Cognitive capacity. Why a VUI can’t work like a GUI.

October 1, 2019 by Brooks Richey

A pure voice user interface, like Amazon Alexa, requires different design thinking then when developing content for a graphical user interface (GUI). With a VUI, you are not designing to navigate and exchange information through the eyes. Rather, you are designing and sharing content and microcopy for the ears.

Specifically, the exchange of information structured within sound, language rules, and thought is being coordinated by both the human brain and the intelligence powering the voice assistant.

In a voice-only interface, the brain and the voice assistant are both relying on the information contained in any audio response to get the information they need to complete the desired task.

But while a user receives audio information from the VUI, the user only has the bandwidth to manage a limited amount of information at any given time from a voice-only interface.

The bottleneck of data is coming from your brain and is a concept called cognitive capacity.

Cognitive capacity.

The idea of cognitive capacity applies to users whether they interface with a GUI or a VUI. To understand cognitive capacity, let’s first look at how it’s different between the two.

A graphical user interface conveys a lot of information to a user. All the images, visual content and how they are presented in a state called permanence. That is, the images, content, and visuals presented in the graphic user interface used on a web page or within a mobile experience are static. Without a prompt, that content doesn’t disappear as a voice does.

Instead, the visual content experience holds that information like it’s sitting on a shelf. The words on a stop sign or the main menu of a website won’t disappear. You can look away, look back and they will likely be there. Because of permanence, you can look back to remind yourself of the exact content or take the time to look deeper for more information.

That’s not how voice works around cognitive capacity.

A voice response is fleeting. Not only is it gone immediately after being spoken, if the sentence or sentences are long enough, the exact words used are disappearing in the air and in the user’s mind even before the entire statement is spoken.

That’s because your brain can only focus on and process chunks of words (usually around 3 or 4) at a time. So the brain is often letting go of a chunk. While it’s still capturing the gist of that dropped chunk, it is losing its ability to remember the exact words it heard in that chunk.

This unloading frees up cognitive space to allow the brain to focus on the next chunk of words in the sentence. So as the sentence gets longer, the idea expressed in the voice response is becoming more abstract in the users’ mind as the exact words and the idea they hold are being separated.
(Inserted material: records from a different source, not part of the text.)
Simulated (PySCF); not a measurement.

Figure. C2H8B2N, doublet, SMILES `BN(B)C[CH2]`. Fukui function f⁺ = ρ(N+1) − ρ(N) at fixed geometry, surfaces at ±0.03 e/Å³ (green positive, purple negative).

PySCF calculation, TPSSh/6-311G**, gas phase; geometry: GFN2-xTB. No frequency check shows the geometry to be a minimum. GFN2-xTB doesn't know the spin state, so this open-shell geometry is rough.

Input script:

That’s cognitive capacity. The total amount of information the brain is capable of retaining at any particular moment.

Cognitive capacity is the secret sauce behind the game of telephone. The game where you whisper a sentence to a friend, who tries to whisper the same sentence to a friend, and so on, and so on…

If you’ve played the game, you know the fun of it is that by the time the last person repeats the message, it’s laughably different than the original message.

How to manage cognitive capacity in voice responses.

Don’t expect users to remember a whole bunch of things.

Remember the telephone example? Keep your response short and focused. Try to communicate information in chunks where the user can remember the idea if not the words.

For example, if your voice assistant is telling the story of different aspects of the weather, it can say:

“The weather for X is sunny. The temperature is 80 degrees. There is a 40% chance of rain. Would you like more?”

Each line completes a thought and can build on the other chunks to complete a picture. And while the user may forget the exact words of the weather response, they retain the bigger concept to satisfy their request (Sunny. Could rain. Hot. I can get more details).

2. Write for speaking not writing.

Speaking and writing seem like they would work the same. They don’t.

Due to factors like permanence of visual communications or audio style and tone that can contextualize and pace voice delivery, phrases we are comfortable with when written can seem odd or jarring when spoken.

3. Use landmarking.

In voice, landmarking gives users, a premise or context in which to use the rest of the information that follows. The best example is having the voice assistant front-load the confirmation or answer to your question.

So instead of “Bob, Ted, Carol, and Alice will attend your meeting.“

“You have meeting confirmations from Bob, Mike, Jane, and Kim.”

Through landmarking, you set up the premise “this is about meeting confirmations” which then lets the mind focus more on the details of whose attending. Rather than hear details with extra mental energy spent by not yet knowing how Bob, Mike, Jane, and Kim are related to each other.

4. Use vocal punctuation to help users chunk concepts.

The pace, pauses, and emphasis in a voice delivery can help the user to hear breaks in content to be able to chunk ideas, things like extra punctuation can give the user extra time to digest a thought.

Even something as small as addressing the user with a comma:

“Brooks,”

That small pause tells me I’m about to get information which allows me to be ready for it. That’s opposed to hearing a voice response sentence start suddenly and having the user spend cognitive capacity being caught off guard and catching up to the spoken response.

The same goes with periods. Each period lets an idea breathe so your user can digest it.

These techniques can help you manage the information load users get when interacting with voice assistants.